Tuesday, March 19, 2013

"Totally serious this time, guys"

It's a little odd living in a metro area of over 20 million people, just 35 miles from the Crappiest Place on Earth(tm). I can't deny that I get a little nervous from time to time, and last week, for the first time in 60 years, the North announced it would no longer recognize the DMZ and the cease fire. (You did know that, technically, the Korean Civil War is still going on, right?)

They're also using such snappy phrases as "rain fire" and "sea of flames", and much as the winter chilled me, that prospect is strangely unappealing to me. If they came over the border, there'd be many, many thousands of human deaths, and a cat.


But we haven't gotten any warnings from the US Embassy, unlike a year and a half ago after the North shelled the South's Yeonpyeong Island. At that point, the embassy sent out an email saying, basically, "We don't think anything's gonna happen, but if it does, come to the embassy and we'll put you on buses to Busan and fly you out of here." So, until we get something like that again, I'm not overly worried. (Although the doctor told me my brain was too tense: "Too tense the size of a normal brain.")

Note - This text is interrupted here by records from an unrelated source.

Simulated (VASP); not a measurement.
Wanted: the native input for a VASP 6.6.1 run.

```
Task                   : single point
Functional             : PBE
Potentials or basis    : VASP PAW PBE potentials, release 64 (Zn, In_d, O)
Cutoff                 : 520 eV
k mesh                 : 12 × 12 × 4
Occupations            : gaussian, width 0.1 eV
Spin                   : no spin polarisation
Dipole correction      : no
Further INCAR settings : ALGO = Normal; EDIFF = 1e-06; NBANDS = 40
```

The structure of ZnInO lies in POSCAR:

Nothing on a large scale will ever happen here unless the guys up north are totally nuts, because it would mean their complete destruction. They've shown over and over that they don't give a damn about their people, but they do care about themselves.

I've likened the situation here to living in Florida or California: you know there could be a 'cane or a 'quake, but you just go about your life.

Sometimes I think we should just give the rulers a billion gazillion dollars and one of those islands that Survivor has been based on and tell them to go away and lie in the sun. They're nasty little baskers.